Software providers would like attorneys to believe that technology has solved the problem of searching digital records in litigation. But the answer is not that clear.

Because computers can quickly analyze millions of documents, they can—in theory—replace many of the lawyers and paralegals that typically perform that role. Yet litigators say computer review does not completely replace human reviewers, but it does change their role in the review process.

“Absolutely it will mean fewer people, but it certainly doesn’t mean the end of human review,” says Bennett Borden, co-chair of law firm Williams Mullen’s e-discovery and information governance section in Richmond, Va. “It just means you have fewer people, but with different skills. I find you can do more with 10 expert reviewers than 100 contract attorneys doing review.”

If improperly used, the predictive coding that is built into a computer-assisted search can produce worse results than traditional review processes. “Predictive coding systems help researchers find and even organize documents containing contents for which they are looking,” says Bill Speros, a Cleveland-based e-discovery consultant. “But if misused, the systems only amplify the researchers’ selection bias.”

Today, attorneys involved in discovery select topics of relevance to a particular case, usually broadly worded discovery demands, and search for relevant information using a set of keywords. Using traditional Boolean search technology, computers typically return large volumes of documents that are then reviewed by lawyers or paralegal staff. The human reviewers make the ultimate call on what is responsive, nonresponsive or privileged under the given discovery request.

Most members of any litigation team are likely to be contract attorneys doing document review. But it’s not a job held in high regard. “You’re locked in a dungeon,” Borden says, “barely using your brain, relying on base recognition skills—is this document responsive? Yes or no, and that’s it.”

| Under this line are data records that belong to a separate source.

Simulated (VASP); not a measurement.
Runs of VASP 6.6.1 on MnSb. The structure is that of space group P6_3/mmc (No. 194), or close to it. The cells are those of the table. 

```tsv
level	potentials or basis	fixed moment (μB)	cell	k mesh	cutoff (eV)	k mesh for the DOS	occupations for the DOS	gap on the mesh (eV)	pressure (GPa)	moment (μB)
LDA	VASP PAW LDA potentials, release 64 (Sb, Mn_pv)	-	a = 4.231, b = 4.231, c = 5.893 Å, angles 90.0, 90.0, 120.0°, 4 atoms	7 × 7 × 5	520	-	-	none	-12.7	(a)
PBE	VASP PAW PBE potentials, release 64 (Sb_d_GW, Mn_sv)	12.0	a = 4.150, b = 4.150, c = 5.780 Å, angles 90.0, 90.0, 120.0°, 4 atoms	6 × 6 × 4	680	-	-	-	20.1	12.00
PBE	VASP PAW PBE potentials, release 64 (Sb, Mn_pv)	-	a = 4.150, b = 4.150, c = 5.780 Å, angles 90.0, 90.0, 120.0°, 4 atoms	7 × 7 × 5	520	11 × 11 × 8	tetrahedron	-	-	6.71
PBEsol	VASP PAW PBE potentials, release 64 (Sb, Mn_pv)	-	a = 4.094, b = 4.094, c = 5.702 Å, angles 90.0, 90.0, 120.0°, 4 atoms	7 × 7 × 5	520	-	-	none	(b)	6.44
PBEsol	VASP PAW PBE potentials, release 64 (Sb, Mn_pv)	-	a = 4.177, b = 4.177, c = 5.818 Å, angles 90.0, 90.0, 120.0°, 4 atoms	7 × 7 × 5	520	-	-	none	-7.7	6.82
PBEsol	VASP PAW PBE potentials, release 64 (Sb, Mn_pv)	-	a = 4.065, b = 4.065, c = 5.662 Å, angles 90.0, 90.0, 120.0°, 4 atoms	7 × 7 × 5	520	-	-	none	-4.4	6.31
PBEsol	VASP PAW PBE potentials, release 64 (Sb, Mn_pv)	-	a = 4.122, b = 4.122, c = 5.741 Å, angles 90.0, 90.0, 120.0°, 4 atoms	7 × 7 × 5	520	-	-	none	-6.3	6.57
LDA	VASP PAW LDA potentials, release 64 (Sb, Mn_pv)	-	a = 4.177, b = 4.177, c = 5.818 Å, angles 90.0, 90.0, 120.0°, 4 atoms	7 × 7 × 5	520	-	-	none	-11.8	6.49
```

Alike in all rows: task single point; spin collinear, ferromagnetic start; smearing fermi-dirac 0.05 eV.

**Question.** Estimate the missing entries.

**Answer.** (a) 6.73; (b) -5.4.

Recent advances in search technology allow reviewers to “train” their computers to find documents with relatively little human input. A legal team examines sample documents the computer returns, and then uses that material to train the computers to find similar documents.

Borden recalls a fraud case in which he didn’t know the words the subjects of his investigation had used to discuss their actions. Eventually computers found a document referencing a meeting and a code word describing the meeting topic. The computer then looked for documents that tied together the attendees, the time frame of the meeting and the code word, and was quickly able to find material he believed established a pattern of fraud.

The advantage to this system is that, unlike humans manually reviewing multitudinous documents, lawyers review only a small subset in a collection and let the computer do most of the work.

“If you find a document that you originally thought was nonresponsive, but it turns out to be responsive, it’s hard to tell your contract attorneys to go back and start all over,” says Maura Grossman, litigation counsel with Wachtell, Lipton, Rosen & Katz in New York City. “But it’s easy to tweak your search and have the computer re-review the entire collection in a matter of minutes.”

Though fewer attorneys are involved, proponents say those lawyers find their roles more satisfying.

“Instead of an army of contract reviewers, I have a small team of document reviewers that we unleash on data sets,” Borden says. “Those teams are investigating leads, tying threads together and making judgment calls —the things lawyers actually went to school for.”

STILL TREC-ING

The foundation for this growing reliance on technology is the TREC Legal Track, a research project that explores the limitations of search technology in litigation. But while the project has demonstrated that search technology can find impressive amounts of information, the research is not conclusive.

According to the most recent research from the TREC Legal Track, actual recall rates for search technology ranged widely—from 85 percent recall down to 38 percent.

“I also want to put the brakes on the hype,” says Jason R. Baron, director of litigation at the National Ar chives and a founder of the TREC Legal Track. “We are headed in the right direction, and there is certainly no going back to manual review in large cases. But it’s dangerous to say or imply the problem is solved.”

But in considering whether to use technology-assisted review, lawyers should also be careful not to make the mistake of thinking that human reviewers are more reliable than computers. TREC studies show manual reviewers—whether reviewing documents for legal or general information retrieval purposes—miss a remarkably large number of relevant documents, often 30 percent or more.

A study by Grossman and computer scientist Gordon Cormack based on data from the 2009 TREC Legal Track showed manual reviewers missed from 21 to 75 percent of the responsive documents, depending on the topic. A subsequent study showed that about 90 percent of the missed documents were clearly due to human error and should easily have been identified.

The question is no longer whether to rely on human-led review or computer review. Going forward, litigation teams will be smaller, but will demand more technical expertise in order to make effective use of computer search.

Grossman says that by using predictive coding in review, a legal team can do in days a job that used to take weeks or months. The difference is that small teams of lawyers now need to understand the subtleties of predictive coding technology and statistical sampling so as to provide a defensible computer-assisted search strategy.

But if a litigation team can build this experience in-house, they can perform review tasks no traditional review team could hope to complete. For example, Grossman claims a team can now whittle more than 300,000 case documents down to the 3,500 that matter in a single weekend.

“Technology-assisted review can certainly eliminate some of the drudgery from the review process,” she says. “But the computer cannot stand up in court for you. The role of lawyers in review is evolving, but it is certainly not diminished.”